By Tom Ballard, Director of Innovation and Entrepreneurial Initiatives, Pershing Yoakley & Associates, P.C.
Leslie Henderson did not plan to be an economic development professional when she graduated with a Bachelor of Art’s degree in communications from Georgia State University.
Yet, that’s the way she has spent the last 16 years, first as Director of Development for the City of Knoxville and later as President and Chief Executive Officer (CEO) of the Roane Alliance. The self-admitted “driven and focused” individual retires at the end of March after a little more than 10 years leading the umbrella organization in Roane County.
“I couldn’t cutback,” Henderson says in reference to the responsibilities at the Alliance. The only option in her view was to leave the organization.
That decision doesn’t mean she will not decide on another career where she has more control over her schedule.
“I’m not ‘retiring retiring,’ just retiring from the Roane Alliance,” Henderson explains. There are trips planned with her husband, Barry, activities with the grandchildren, and she has already printed up her new business cards, offering services on a contract basis in economic development and communications.
Henderson and Roane County have arguably enjoyed considerable economic development success in recent years, particularly in light of the economic downturn. She attributes the good fortunes to available land, a good strategy, persistence, and a supportive community.
“This is a relationship game,” she says. “People have to trust that you are honest.”
Henderson says she applied this approach to everyone – from site selectors to the prospects the Alliance was recruiting and local leaders, both the Board of Directors at the Alliance and city and county officials.
“I have a great Board that understands recruiting and the needs of business,” she says, adding “I’m straight with them, giving the pros and cons of every deal.”
Henderson has used the same approach with the Roane County Commission whose members “have been very supportive.”

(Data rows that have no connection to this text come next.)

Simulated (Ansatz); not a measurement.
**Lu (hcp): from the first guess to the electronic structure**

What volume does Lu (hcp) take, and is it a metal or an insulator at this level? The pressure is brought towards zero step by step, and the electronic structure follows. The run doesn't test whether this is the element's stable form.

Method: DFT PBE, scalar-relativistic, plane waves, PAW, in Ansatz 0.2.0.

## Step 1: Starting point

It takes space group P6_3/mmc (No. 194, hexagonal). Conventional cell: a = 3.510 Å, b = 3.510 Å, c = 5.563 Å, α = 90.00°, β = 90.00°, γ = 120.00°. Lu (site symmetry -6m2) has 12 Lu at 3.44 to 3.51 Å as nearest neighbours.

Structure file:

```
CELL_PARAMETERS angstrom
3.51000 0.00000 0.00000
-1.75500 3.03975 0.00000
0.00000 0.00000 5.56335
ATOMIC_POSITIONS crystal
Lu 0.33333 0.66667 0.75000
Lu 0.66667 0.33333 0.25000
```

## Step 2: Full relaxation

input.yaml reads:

Her legacy project was also one that underscored the importance of those relationships and the trust that existed.
After devoting three-fourths of her time to recruiting a Volkswagen facility, Henderson says she felt Roane County’s last incentive package was “as far as we could go.” So, she pulled together key leaders from the County Commission, Alliance Board, and business community to present her case.
“They agreed with me,” Henderson said, adding that the next few days were “pretty scary” until Volkswagen agreed to the deal.
The Alliance CEO pretty much plans her work and works her plan.
“You have to make sure you’re in front of everyone when you’re a rural county, or they will forget you,” Henderson advises.
In the case of Roane County, she determined that the topography of the land was suited best to small and medium-size companies, so those became her target.
“Nobody else was going after them,” Henderson said. “We kept after it when we had the right target. We would not say no or take no for an answer.”
Such an approach is consistent with her philosophy.
“You look where the opportunity is, not where people tell you to look,” she explains.
Henderson leaves the Alliance satisfied with what she accomplished.
“I did what I set out to do,” she says. Her goals were to overcome the perception that locating in Roane County was not a serious option for companies and ensure the Alliance was viewed as a very professional and high tech organization.
Henderson would have liked to see more expansions locally, but readily admits, “I haven’t spent much time looking back.”
She describes her successor – Wade Creswell – as possessing the traits that are required to be successful. “He’s got the fire in his belly,” Henderson says.